Playwright, Cypress, Detox, Maestro — driving the real application as a user would

End-to-End

End-to-end tests boot the application (or attach to a deployed one) and drive it through real interactions. They prove the whole stack works — at least once, on the journeys that matter. They are expensive, brittle relative to lower-tier tests, and the most likely tier to be misused.

The discipline is to keep E2E narrow and load-bearing. A few well-chosen journeys catch defects no other tier catches; a wall of E2E tests for every screen turns CI into an obstacle.

What E2E Is Good For

Smoke tests on the critical path. Sign up, log in, primary user action, checkout. If these fail, ship is blocked regardless of unit coverage.
Cross-system contracts. The frontend talks to the right backend; auth tokens flow correctly; redirects work end-to-end.
Cross-browser / cross-device sanity. A handful of tests across Chrome / Safari / Firefox or iOS / Android catch rendering and runtime gaps.
Deployment validation. Post-deploy smoke run against the actual environment.

What E2E Is Bad For

Branch coverage. Every business rule at E2E level is a maintenance disaster.
Edge cases. Negative numbers, weird locales, error states — these belong in component or unit tests where you can construct them quickly.
Speed. Even a fast suite is multi-minute. It cannot run on every save.

If a test could run at the component layer with the same fidelity, it should.

Web: Playwright

Playwright is now the de facto default for web E2E. It runs against Chromium, Firefox, and WebKit; auto-waits on most actions; produces traces that are useful for debugging.

Project layout

e2e/
├── playwright.config.ts
├── fixtures/
│   └── auth.ts
├── pages/
│   └── checkout-page.ts          Page Object pattern
└── tests/
    ├── auth.spec.ts
    └── checkout.spec.ts

A realistic test

import { test, expect } from '@playwright/test';

test('user can place an order', async ({ page }) => {
  await page.goto('/');
  await page.getByRole('link', { name: 'Sign in' }).click();
  await page.getByLabel('Email').fill('user@example.com');
  await page.getByLabel('Password').fill('correct-horse-battery-staple');
  await page.getByRole('button', { name: 'Sign in' }).click();

  await page.getByRole('link', { name: 'Products' }).click();
  await page.getByRole('button', { name: 'Add to cart' }).first().click();
  await page.getByRole('link', { name: 'Cart' }).click();
  await page.getByRole('button', { name: 'Checkout' }).click();

  await expect(page.getByText('Order confirmed')).toBeVisible();
});

The same query priorities apply: role and label first, text next, test-id last.

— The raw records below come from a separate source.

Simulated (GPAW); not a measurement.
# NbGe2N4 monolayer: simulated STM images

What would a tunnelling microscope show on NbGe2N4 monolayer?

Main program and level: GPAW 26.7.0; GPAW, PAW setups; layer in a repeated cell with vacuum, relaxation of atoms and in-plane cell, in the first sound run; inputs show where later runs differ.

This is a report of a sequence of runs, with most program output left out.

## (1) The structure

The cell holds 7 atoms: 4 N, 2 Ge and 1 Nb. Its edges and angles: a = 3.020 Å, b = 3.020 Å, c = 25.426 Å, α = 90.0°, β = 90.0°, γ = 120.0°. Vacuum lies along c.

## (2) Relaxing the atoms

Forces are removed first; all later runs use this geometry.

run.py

Playwright config that survives CI

import { defineConfig, devices } from '@playwright/test';

export default defineConfig({
  testDir: './e2e/tests',
  fullyParallel: true,
  forbidOnly: !!process.env.CI,           // fail if .only sneaks in
  retries: process.env.CI ? 2 : 0,         // retry only on CI, surfaces flakes locally
  workers: process.env.CI ? 4 : undefined,
  reporter: process.env.CI ? [['html'], ['github']] : 'list',
  use: {
    baseURL: process.env.BASE_URL ?? 'http://localhost:5173',
    trace: 'on-first-retry',               // trace only on retry
    screenshot: 'only-on-failure',
    video: 'retain-on-failure',
  },
  projects: [
    { name: 'chromium', use: { ...devices['Desktop Chrome'] } },
    { name: 'webkit',   use: { ...devices['Desktop Safari']  } },
    { name: 'mobile-chrome', use: { ...devices['Pixel 7'] } },
  ],
  webServer: {
    command: 'npm run preview',
    url: 'http://localhost:5173',
    reuseExistingServer: !process.env.CI,
  },
});

Key decisions in this config:

retries: 2 on CI catches genuine flakes without hiding them; the test report shows the retry count.
trace: 'on-first-retry' produces a debuggable trace only when a test flakes — cheap, useful.
forbidOnly prevents accidental .only from leaving the entire suite skipped.

Auth: do it once

Logging in through the UI on every test is slow and brittle. Authenticate once, persist the storage state.

// global-setup.ts
import { chromium } from '@playwright/test';

export default async () => {
  const browser = await chromium.launch();
  const page = await browser.newPage();
  await page.goto('http://localhost:5173/login');
  await page.fill('input[name=email]', 'user@example.com');
  await page.fill('input[name=password]', 'pass');
  await page.click('button[type=submit]');
  await page.waitForURL('**/dashboard');
  await page.context().storageState({ path: 'e2e/.auth/user.json' });
  await browser.close();
};

// playwright.config.ts (add)
globalSetup: require.resolve('./global-setup'),
use: { storageState: 'e2e/.auth/user.json' },

The auth test itself still runs through the UI; everything else starts already signed in.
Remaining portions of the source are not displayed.